Strategic, Mines

A Strategic Mine's Rebirth Amid a Global Tungsten Squeeze

10.04.2026 - 23:02:47 | boerse-global.de

A critical shortage of tungsten hexafluoride gas threatens semiconductor production. Almonty's Sangdong mine, restarting after 30 years, is poised to supply 40% of non-China tungsten demand amid soaring prices.

A Strategic Mine's Rebirth Amid a Global Tungsten Squeeze - Foto: über boerse-global.de

The global semiconductor industry is facing a raw material crisis with no easy fix. A report from Digitimes on Thursday highlighted an acute shortage looming for South Korean chipmakers: tungsten hexafluoride (WF6), a gas essential for semiconductor manufacturing. Japanese suppliers have warned their South Korean customers that shipments cannot be maintained beyond this summer, a direct consequence of Beijing's severe export restrictions on tungsten. For Almonty Industries, the timing of its Sangdong mine's revival in South Korea after 30 years of dormancy could not be more opportune.

Tungsten prices have recently breached $3,000 per metric tonne unit (MTU), a historic all-time high. Since late December, the price has more than tripled. This surge is based on the industry standard ammonium paratungstate (APT), whose spot price had already climbed to $2,250 by mid-March following U.S. tariffs on Chinese tungsten and subsequent Chinese counter-sanctions. With its extremely high melting point, tungsten is considered irreplaceable for the foreseeable future, tightening the supply vise further.

Almonty has completed the first phase of commissioning at its Sangdong asset, which is initially designed to process 640,000 tonnes of ore annually, yielding about 2,300 tonnes of tungsten concentrate. The mine boasts an expected lifespan exceeding 45 years and an average ore grade of approximately 0.51% tungsten trioxide—roughly three times the global average. At full capacity, Sangdong is projected to supply around 40% of the world's tungsten demand outside of China, a region collectively controlled by China, Russia, and North Korea for an estimated 95% of global supply.

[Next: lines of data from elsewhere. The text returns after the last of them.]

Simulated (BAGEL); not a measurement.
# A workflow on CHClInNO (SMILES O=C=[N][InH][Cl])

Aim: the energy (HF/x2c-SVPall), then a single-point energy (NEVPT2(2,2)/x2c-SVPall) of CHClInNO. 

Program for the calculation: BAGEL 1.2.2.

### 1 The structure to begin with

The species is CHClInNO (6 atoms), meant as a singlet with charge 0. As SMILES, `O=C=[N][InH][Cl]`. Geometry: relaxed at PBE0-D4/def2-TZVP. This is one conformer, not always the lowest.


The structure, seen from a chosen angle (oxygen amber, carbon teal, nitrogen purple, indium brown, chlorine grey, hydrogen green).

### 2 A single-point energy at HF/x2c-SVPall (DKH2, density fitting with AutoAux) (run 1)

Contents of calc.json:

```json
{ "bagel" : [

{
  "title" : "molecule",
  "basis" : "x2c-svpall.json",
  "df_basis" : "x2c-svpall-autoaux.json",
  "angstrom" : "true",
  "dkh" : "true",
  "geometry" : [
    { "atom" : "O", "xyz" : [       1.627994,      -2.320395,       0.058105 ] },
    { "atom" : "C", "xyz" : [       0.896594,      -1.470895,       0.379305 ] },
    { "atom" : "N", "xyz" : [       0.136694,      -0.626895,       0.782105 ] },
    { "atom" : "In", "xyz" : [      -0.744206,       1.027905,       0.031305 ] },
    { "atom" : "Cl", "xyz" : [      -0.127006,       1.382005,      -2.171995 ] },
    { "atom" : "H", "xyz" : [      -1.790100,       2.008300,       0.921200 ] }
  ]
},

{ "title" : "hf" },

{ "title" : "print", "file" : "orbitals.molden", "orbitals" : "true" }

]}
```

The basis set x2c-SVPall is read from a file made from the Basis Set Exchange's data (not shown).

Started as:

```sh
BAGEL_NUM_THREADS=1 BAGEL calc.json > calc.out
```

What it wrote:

Analysts are painting a stark picture of the structural deficit. BMO strategists forecast a further supply shortfall for 2026, noting Western efforts to build alternative supply chains will take years to reach meaningful capacity. With global industry stockpiles expected to last only until June, Almonty is positioning itself to fill the gap in the second half of the year.

Should investors sell immediately? Or is it worth buying Almonty?

The financial projections for Almonty reflect this pivotal moment. While the company's smaller Panasqueira mine in Portugal generated revenue of CAD 32.5 million in 2025, analysts project 2026 revenue to leap to CAD 747.7 million, driven by Sangdong's ramp-up. Expected EBITDA stands at CAD 488.1 million, implying a margin of over 50%. The management itself is targeting annual revenue of approximately one billion Canadian dollars with a net margin of 60% by 2028.

This outlook has triggered a wave of analyst upgrades. GBC analysts raised their price target from CAD 9.00 to CAD 28.60, citing the accelerated production ramp in Korea and the structural supply deficit. Alliance Global analyst Jake Sekelsky lifted his target from $14 to $19.25, reaffirming a buy rating. Other firms followed suit: B. Riley increased its target from $17.00 to $23.00, and Oppenheimer adjusted from $16.00 to $19.00.

The market has taken note. Almonty's stock has surged nearly 700% from its 52-week low of CAD 3.09 in April 2025, gaining over 690% year-on-year to trade recently at CAD 24.43. Institutional interest is swelling, with the number of invested funds rising 55% last quarter to 107. Financially, the company is equipped with liquid funds of CAD 268.4 million following a December capital raise, offsetting a net loss of CAD 161.9 million on revenue of CAD 32.5 million for the 2025 fiscal year.

Geopolitical tailwinds are strengthening Almonty's position. The U.S. government has explicitly exempted the company's tungsten ores, concentrates, and oxides from counter-tariffs, underscoring the material's strategic importance for defense, aerospace, and semiconductors. A critical deadline looms: starting January 1, 2027, U.S. defense contractors must source tungsten exclusively from non-Chinese suppliers.

Almonty at a turning point? This analysis reveals what investors need to know now.

Almonty's growth pipeline extends beyond Sangdong. A planned Phase 2 expansion, slated for operation in 2027, would double processing capacity to about 1.2 million tonnes of ore annually and roughly double tungsten production to 4,600 tonnes per year. The company's "Korean Trinity" strategy envisions a fully integrated value chain from the mine to a tungsten oxide plant and a nearby molybdenum deposit. Furthermore, the Gentung Browns Lake project in Montana is scheduled to be production-ready in the second half of 2026, adding another non-Chinese source.

Whether Sangdong meets its ambitious production targets this year will become clear in upcoming quarterly results. For now, Almonty Industries finds itself at the center of a perfect storm where geopolitics, critical supply shortages, and strategic mine development have violently converged.